What made mock theta functions all the more inscrutable was the fact that the first few pages of Ramanujan's letter were lost. Those pages may have contained more clues, but in their absence, the letter merely presented 17 examples of the functions. What's missing is any definition of what the functions are, any hints on how to derive them, and any indication of why they are even important. All those secrets died with Ramanujan just two months after he wrote the letter, when he succumbed to tuberculosis at the age of 32.

"Imagine stringing together a thousand random words and then saying you've come up with the most beautiful poetry," says Ono. "That's essentially what Ramanujan did to us."

Bringmann and Ono made sense of it all by finding a way to represent the power of mock theta functions through another relatively new family of mathematical expressions known as the Harmonic Maass Forms.

A Dutch mathematician named Sander Zwegers had already made that important connection in 2002, but he had focused only on Ramanujan's examples.
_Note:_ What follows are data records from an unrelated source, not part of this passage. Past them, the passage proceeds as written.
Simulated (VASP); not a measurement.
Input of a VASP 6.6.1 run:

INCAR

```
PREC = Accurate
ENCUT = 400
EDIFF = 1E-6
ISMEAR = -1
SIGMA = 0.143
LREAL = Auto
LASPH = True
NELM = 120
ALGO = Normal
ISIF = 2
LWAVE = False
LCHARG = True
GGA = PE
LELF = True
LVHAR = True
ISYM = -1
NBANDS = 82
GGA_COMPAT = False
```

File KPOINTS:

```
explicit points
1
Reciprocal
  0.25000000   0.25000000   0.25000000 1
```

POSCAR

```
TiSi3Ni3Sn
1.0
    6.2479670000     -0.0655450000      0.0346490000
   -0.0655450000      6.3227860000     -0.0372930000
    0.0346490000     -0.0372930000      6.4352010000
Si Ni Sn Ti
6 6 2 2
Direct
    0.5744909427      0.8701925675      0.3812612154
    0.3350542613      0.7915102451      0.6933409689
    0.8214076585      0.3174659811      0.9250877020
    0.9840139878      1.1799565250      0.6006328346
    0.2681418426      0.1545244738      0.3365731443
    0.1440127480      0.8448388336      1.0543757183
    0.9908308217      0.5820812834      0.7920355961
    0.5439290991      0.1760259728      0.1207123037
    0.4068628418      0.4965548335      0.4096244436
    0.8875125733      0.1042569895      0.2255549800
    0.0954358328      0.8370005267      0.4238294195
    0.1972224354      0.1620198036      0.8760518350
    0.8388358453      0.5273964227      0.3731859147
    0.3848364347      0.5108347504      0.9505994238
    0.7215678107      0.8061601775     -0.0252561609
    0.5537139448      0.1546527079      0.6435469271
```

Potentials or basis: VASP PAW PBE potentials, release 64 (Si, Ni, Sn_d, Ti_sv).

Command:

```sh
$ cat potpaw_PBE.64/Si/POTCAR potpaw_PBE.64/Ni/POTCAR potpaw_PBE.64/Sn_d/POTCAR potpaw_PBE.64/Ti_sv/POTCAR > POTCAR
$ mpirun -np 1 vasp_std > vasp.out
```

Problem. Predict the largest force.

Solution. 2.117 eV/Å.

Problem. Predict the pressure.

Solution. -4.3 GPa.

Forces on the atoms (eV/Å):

It was during a flight to New Hampshire that Ono realized the full depth and meaning of Zwegers' work. Skimming a journal to pass the time, Ono happened upon an old article by George Andrews on mock theta functions. Suddenly, he noticed that some of the mathematics in the paper seemed to resonate with parts of the Harmonic Maass theory, which he and Bringmann just happened to be developing at the time, for other reasons.

The mathematicians found the connection held up beautifully. "We knew we were onto something right away," says Ono. "It was an uncanny set of coincidences that lead us to this solution. It was as if it all just fell into our lap and now we are serendipitously applying our theory to longstanding open problems."